As the U.S. electricity grid continues to modernize, it will mean things like better reliability and resilience, lower environmental impacts, greater integration of renewable energy, as well as new computing and communications technologies to monitor and manage the increasing number of devices that connect to the grid. However, that enhanced connectivity for grid operators and consumers also opens the door to potential cyber intrusions.
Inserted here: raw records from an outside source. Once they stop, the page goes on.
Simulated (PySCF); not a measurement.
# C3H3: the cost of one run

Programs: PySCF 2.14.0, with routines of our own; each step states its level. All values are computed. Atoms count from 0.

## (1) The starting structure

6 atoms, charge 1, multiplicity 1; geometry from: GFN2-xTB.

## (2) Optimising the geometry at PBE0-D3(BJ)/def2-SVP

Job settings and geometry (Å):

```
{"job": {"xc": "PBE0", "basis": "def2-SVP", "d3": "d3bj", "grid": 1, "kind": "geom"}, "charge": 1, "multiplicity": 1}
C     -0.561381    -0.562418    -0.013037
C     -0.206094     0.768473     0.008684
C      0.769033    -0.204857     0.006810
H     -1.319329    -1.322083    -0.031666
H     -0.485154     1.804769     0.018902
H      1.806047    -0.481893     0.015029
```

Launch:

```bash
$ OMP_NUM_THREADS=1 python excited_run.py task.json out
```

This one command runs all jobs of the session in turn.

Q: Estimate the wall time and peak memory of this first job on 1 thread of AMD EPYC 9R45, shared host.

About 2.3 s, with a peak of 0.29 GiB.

As part of the Department of Energy’s (DOE’s) commitment to building cyber-resilient energy delivery systems, a new project led by Lawrence Berkeley National Laboratory (Berkeley Lab) will develop tools to detect and counter certain types of cyber attacks on the grid. The project has been awarded up to $2.5 million in funding over three years by DOE, one of 20 projects for cybersecurity on the grid announced recently.
With rooftop solar panels surging in popularity in the U.S. – growing from 30,000 homes in 2006 to more than 1 million last year – Berkeley Lab’s project focuses on solar inverters, devices that turn the direct current from rooftop solar panels into alternating current that is fed back onto the grid. So-called “smart inverters” can enhance overall system reliability and reduce operational costs.
Industry and government are now developing standards for how solar inverters communicate with the grid so that the photovoltaic (PV) modules can adjust their power levels accordingly.
“It is this standardization that presents a vulnerability,” said Daniel Arnold, a Berkeley Lab researcher and engineer who is one of the leads of the project. “As we modernize the grid, our belief is that we, as a society, can enjoy all of the benefits of large amounts of distributed PV, such as reduced greenhouse gas emissions and a more resilient system, and still have a secure network that is potentially more robust to cyber intrusions than it was before the introduction of large amounts of distributed PV.”
In this project, Berkeley Lab will develop algorithms to essentially use the system in the same way the hackers might do but sending opposite signals to nullify the attack, similar to what a noise-canceling headphone does. “If an attacker tries to manipulate the settings in a number of PV inverters, we’ll observe these manipulations, then identify the settings in PV inverters that have not been hacked, and finally, dispatch the appropriate settings to the inverters deemed safe in order to counter that attack,” said Arnold, a researcher in Berkeley Lab’s Grid Integration Group.
The concept is based on watching for irregularities in the physical behavior of the grid. “There are laws that govern the way the power grid operates from a physical perspective,” said Sean Peisert, a cybersecurity expert in Berkeley Lab’s Computational Research Division and the principal investigator on the project. “So we leverage those insights to understand the ways in which hackers might attempt to do something to the grid.”
Ultimately the algorithms will be able to monitor the grid to provide advanced warning to a utility operator of a possible emerging attack.